Billionaires Project

Exploratory data analysis

library(tidyverse)
── Attaching packages ─────────────────────────────────────── tidyverse 1.3.2 ──
✔ ggplot2 3.4.0     ✔ purrr   1.0.0
✔ tibble  3.2.1     ✔ dplyr   1.1.2
✔ tidyr   1.2.1     ✔ stringr 1.5.0
✔ readr   2.1.3     ✔ forcats 0.5.2
── Conflicts ────────────────────────────────────────── tidyverse_conflicts() ──
✖ dplyr::filter() masks stats::filter()
✖ dplyr::lag()    masks stats::lag()
billionaire <- read.csv("data/billionaires.csv")

Research question(s)

How are the country of origin, region, industry, wealth accumulation, the way the money was inherited, region of business operation GDP, age of billionaire, and wealth type related to one another and overall for billionaires surveyed in 2001?

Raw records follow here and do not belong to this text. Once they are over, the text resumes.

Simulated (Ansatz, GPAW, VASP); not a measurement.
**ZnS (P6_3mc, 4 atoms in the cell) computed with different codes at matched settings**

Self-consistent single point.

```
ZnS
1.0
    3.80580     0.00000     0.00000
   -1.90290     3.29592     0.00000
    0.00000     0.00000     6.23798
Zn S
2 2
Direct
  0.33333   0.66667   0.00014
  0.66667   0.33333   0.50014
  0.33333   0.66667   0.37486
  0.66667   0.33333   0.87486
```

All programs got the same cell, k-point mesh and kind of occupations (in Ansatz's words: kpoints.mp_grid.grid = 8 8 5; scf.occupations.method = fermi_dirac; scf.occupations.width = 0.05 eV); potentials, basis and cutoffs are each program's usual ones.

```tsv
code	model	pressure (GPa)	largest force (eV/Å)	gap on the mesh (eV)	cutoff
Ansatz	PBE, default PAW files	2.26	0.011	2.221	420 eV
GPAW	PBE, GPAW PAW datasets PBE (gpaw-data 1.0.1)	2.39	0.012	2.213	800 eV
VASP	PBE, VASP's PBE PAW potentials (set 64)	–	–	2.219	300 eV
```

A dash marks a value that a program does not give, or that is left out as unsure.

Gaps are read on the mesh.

Data collection and cleaning

Have an initial draft of your data cleaning appendix. Document every step that takes your raw data file(s) and turns it into the analysis-ready data set that you would submit with your final project. Include text narrative describing your data collection (downloading, scraping, surveys, etc) and any additional data curation/cleaning (merging data frames, filtering, transformations of variables, etc). Include code for data curation/cleaning, but not collection.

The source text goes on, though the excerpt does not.